Experts discovered indicators that infants also perceive fairness

Oct 12, 2011 14:09 GMT  ·  By

University of Washington scientists have recently made a remarkable discovery as they were investigating the brain of infants. They found that, even at the age of 15 months, the young ones were perfectly capable of displaying altruism, as also sense inequality and when someone was being unfair.

Even at such a tender age, infants are able to sense when food, for example, is being distributed unequally among them. They also appear to be willing to share toys, although many would expect small children to be very selfish.

Details of the new investigation were published in the latest issue of the peer-reviewed scientific journal PLoS ONE, which is edited by the Public Library of Science. Past studies have only evidenced altruism in children aged around 2.
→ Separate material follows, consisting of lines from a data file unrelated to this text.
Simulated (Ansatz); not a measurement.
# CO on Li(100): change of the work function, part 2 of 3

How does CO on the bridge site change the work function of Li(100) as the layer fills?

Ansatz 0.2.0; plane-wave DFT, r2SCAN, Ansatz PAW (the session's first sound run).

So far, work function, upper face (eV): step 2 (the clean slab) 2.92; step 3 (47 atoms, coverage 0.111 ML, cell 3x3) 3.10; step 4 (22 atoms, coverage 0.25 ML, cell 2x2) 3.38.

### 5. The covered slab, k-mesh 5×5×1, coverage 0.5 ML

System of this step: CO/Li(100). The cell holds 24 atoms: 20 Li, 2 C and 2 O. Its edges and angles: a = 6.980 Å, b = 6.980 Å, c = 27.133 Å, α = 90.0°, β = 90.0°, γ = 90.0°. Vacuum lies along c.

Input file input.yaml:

By the time children reach the ages of 6 or 7, they start to become aware of concepts such as fairness, or at least this is what investigators used to believe. The new study pushes back all these ages by a wide margin, showing that the behaviors are present even in children one-and-a-half years old.

“Our findings show that these norms of fairness and altruism are more rapidly acquired than we thought,” explains UW associate professor of psychology Jessica Sommerville. She was also the leader of the new investigation.

“These results also show a connection between fairness and altruism in infants, such that babies who were more sensitive to the fair distribution of food were also more likely to share their preferred toy,” the research scientist explains.

She explains that she and her team began conducting this investigation after she began to suspect that these behaviors in fact appeared much earlier than other researchers were suggesting. In order to test this hypothesis, the team set up a set of experiments.

During the study, parents held their 15-month-old babies on their laps as they were watching two short video clips depicting people sharing something. The young ones were then asked to select one of two toys – their original selection was considered to be their favorite toy.

Then, as the kids played, a research would enter the room, and ask the infant nicely to play as well. The test subjects did not meet this research until he came into the room. About 33 percent of kids gave the expert their favorite toy.

An additional third of the kids shared their second-favorite toy, whereas the remaining third did not share any. UW experts say that it's very possible infants in the latter category were simply too scared and unmotivated to play with someone else.

“It’s likely that infants pick up on these norms in a nonverbal way, by observing how people treat each other,” Sommerville concludes, quoted by PsychCentral.